The casting is brilliant; all the characters appear sculpturally archetypal. Ben Kingsley is superb as Pascali, inhabiting the doomed, lonely, character completely. His emotional monologue/prayer to the sultan near the beginning and which ends the film are intoned like music. Helen Mirren is perfect as Pascali's friend, muse and as his unattainable virtue, the source of his fevered longing. Charles Dance (who always appears larger than life, even on film) is excellent as the archeological con-man who stumbles over something pure and is trapped by it. Steffan Gryff wields an immortal, cunning profile and along with Nadim Sawalha as the Pasha, behave and look like the Ottoman Empire's corruption made flesh.
The story is a seductive mix; a gorgeous setting blended with serious melancholy, punctuated by a minor adventure and all informed by a clear respect for history. Its a small story (as emotionally guarded stories invariably feel) but its a terrific film.

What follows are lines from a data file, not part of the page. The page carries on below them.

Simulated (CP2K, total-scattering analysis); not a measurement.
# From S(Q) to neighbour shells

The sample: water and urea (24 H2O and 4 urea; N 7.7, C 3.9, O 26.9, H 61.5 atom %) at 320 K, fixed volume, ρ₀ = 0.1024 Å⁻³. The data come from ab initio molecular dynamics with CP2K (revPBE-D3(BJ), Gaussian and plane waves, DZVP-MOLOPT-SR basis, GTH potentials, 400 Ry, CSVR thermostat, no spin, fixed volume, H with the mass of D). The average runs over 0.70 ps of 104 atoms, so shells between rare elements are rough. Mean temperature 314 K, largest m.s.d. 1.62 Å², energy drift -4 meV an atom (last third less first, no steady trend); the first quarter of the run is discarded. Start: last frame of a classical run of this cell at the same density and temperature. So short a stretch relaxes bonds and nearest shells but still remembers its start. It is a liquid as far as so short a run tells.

Pascali has watched, spied and reported his whole life for masters who are doubtless unaware of his existence at all. As this is slowly dawning on him he is suddenly swept up in an minor intrigue which crystalizes all of his wishes and hopes. He sees a chance for personal renewal, but to achieve it he has to overcome instincts developed from a lifetime of deceit in a petty, corrupt outpost of a dying empire.
Recommended highly.
Incredible little movie!
There's nothing wrong with this film. Everything in it works. The story, one of frustration experienced by the principle character, the one and only Sir Ben Kingsley in the title role, playing a rather inept informant in an incompetent political system, the Ottoman Empire, in the days before the "Great War," WW1, is solid and poignant. The presence of supporting actors like Charles Dance and Helen Mirren, both great Brit actors round off a delightful movie that is worth seeing again and again.